Safety in the workplace
Industrial Safety frames
We offer a wide range of safety eyewear for use in nearly every industrial application. All of our safety eyewear can be designed with your lens prescription in single vision, bifocal, trifocal or progressive lens styles in the appropriate materials based on your requirements.
Industrial Safety Eyewear Standards
All protective eyewear provided by our company meets or exceeds current ANZI Z87.1 standards, and are manufactured in the U.S.A. by America's leading manufacturers of industrial safety frames. All lenses meet or exceed the American National Standards Z87.1 and the requirements of the Occupational Safety & Health Administration for impact resistance
Industrial Safety Eyewear Lens Materials
Industrial safety lenses are available in polycarbonate, plastic or glass lens materials.

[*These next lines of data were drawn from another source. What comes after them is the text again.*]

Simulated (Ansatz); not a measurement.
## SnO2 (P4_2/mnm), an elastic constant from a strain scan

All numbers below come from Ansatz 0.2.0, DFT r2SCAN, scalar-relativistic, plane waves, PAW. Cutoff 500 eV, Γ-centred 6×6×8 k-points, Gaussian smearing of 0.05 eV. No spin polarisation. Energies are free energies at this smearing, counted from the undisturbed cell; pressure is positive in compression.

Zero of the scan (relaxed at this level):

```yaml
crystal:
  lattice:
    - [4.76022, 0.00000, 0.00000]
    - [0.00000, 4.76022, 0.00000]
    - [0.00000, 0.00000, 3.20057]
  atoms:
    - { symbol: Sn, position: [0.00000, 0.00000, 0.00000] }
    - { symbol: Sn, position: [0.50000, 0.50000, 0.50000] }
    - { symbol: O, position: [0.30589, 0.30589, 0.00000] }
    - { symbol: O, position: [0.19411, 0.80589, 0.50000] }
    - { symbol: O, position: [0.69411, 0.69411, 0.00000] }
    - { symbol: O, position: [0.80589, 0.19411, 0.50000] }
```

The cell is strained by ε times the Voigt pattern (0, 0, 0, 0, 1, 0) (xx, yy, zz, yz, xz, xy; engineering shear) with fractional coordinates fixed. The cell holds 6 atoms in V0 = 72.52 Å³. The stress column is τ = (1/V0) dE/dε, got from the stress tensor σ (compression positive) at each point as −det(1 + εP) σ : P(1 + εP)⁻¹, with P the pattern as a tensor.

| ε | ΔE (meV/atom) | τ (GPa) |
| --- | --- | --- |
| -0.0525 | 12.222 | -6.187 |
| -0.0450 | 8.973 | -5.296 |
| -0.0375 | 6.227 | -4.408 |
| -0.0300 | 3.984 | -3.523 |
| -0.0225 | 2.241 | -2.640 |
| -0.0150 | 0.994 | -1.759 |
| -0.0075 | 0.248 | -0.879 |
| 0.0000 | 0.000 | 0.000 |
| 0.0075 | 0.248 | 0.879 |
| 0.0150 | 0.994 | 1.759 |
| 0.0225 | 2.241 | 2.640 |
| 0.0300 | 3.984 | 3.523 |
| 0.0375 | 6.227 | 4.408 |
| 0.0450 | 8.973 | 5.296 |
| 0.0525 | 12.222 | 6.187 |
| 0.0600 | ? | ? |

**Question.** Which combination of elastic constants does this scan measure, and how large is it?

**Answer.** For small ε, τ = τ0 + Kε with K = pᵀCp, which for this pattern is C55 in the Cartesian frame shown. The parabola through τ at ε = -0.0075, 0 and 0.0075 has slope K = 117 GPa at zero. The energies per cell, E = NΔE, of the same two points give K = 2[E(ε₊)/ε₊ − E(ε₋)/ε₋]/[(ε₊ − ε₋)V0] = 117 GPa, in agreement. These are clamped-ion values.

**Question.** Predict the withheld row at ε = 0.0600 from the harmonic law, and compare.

Although no lens material is unbreakable or shatterproof, polycarbonate is the most impact-resistant material on the market today and is highly recommended for industrial eyewear safety. Polycarbonate is lighter than plastic and glass lens materials and has inherent UV absorption characteristics.
Plastic lenses are light in weight and impact-resistant.
Glass lenses have stable and precise optics, but are not as impact-resistant as other lens material today.
Industrial Safety Eyewear Frame Materials
The safety assortment includes; titanium, stainless steel, regular metal and plastic frames that meet Occupational and Educational Personal Eye and Face Protection Device Standards (ANSI Z87.1-2003) for impact protection.
Safety at home
If you use lathes, saws, sanders and other power tools at home, you need protective eyewear. It should cover not only the front of your eyes, but also the sides and top, so small airborne particles can't get in. We sell shields that will usually fit over your eyeglasses. But if you work with tools a lot, you'll be safer and more comfortable, plus avoid fogging problems, if you buy a specially fitted pair of safety glasses with polycarbonate lenses. To be rated as safety glasses, both frame and lenses must adhere to particular ANSI standards. The frames are sturdier than "dress frames," and the lenses must be able to pass a "drop ball" test. Just as the name implies, the test involves dropping a hard ball onto the lens from a certain height. If the lens cracks or shatters, it fails the test, possibly because it's too thin or the material is defective.